Improved margins in China help GM's results
Updated: 2015-10-22 10:08
By PAUL WELITZKIN in New York(China Daily USA)
Despite a sluggish sales environment in China, General Motors Co managed to improve its third-quarter profit margin in the mainland by selling more expensive vehicles.
General Motors on Wednesday reported net income of $1.4 billion, or 84 cents a share. The results were down slightly from a year ago, but topped Wall Street expectations as profit in North America helped offset losses in Europe and South America.
GM's share of joint-venture profit in China fell to $463 million from $484 million a year ago, but the company's profit margins edged up to 9.8 percent from 9.6 percent. GM managed to keep results stable despite a struggling auto market in China, the world's largest, by boosting sales of more expensive sport utility vehicles (SUVs) and luxury cars.
"Even though passenger car sales are struggling, there has been a shift in China as consumers are seeking out SUVs," David Whiston, auto analyst with Morningstar Inc, told China Daily.

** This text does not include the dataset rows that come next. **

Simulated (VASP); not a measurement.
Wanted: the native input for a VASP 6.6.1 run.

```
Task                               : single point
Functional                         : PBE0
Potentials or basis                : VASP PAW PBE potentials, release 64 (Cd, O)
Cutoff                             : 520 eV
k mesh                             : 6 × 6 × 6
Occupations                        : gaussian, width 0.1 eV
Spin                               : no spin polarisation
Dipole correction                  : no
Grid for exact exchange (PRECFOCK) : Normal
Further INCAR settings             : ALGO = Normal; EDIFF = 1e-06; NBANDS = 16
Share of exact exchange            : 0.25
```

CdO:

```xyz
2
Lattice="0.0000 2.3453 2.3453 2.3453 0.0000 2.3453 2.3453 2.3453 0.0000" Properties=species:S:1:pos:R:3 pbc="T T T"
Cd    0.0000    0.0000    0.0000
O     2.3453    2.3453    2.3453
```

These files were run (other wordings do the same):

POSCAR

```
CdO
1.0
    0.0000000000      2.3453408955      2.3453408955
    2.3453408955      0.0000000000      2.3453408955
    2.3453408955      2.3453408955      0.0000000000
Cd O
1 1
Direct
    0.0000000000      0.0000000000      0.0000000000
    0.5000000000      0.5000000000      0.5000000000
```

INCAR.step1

SUVs generally have higher margins than cars and other automakers are also picking up on the preference for SUVs in the Chinese market, noted Whiston: "Ford is also pursuing that strategy as they have more SUVs coming into the market like the Everest."
Fox Business News said analysts at JP Morgan said GM showed "surprising resilience" in China, adding that a stronger mix of profitable SUVs and Cadillacs is offsetting volume and pricing headwinds.
GM's CFO Chuck Stevens said China "has not fallen off a cliff" during the quarter, according to Reuters.
GM has managed to maintain profit by selling more expensive vehicles. The company recorded slower sales of the less expensive Chevrolet cars and Wuling small commercial trucks. However, Buick sold 238,000 cars and SUVs in the quarter, up from 221,000 a year earlier according to Bloomberg. GM builds and sells more cars in China than in the US. The Buick brand is very popular in China.
After years of rapid growth, car sales in China began to pull back this year as slower-than-expected economic growth and a selloff in the Chinese stock market combined to cool demand. Whiston's firm – Morningstar - predicted in a September research report that auto sales in China would stagnate for as long as the next two years before returning to growth. Morningstar expects 2015 passenger-car sales in China to be flat to down 3 percent.
"Anyone waiting for sales to go back to the growth rates of previous years is going to be very disappointed," said Whiston.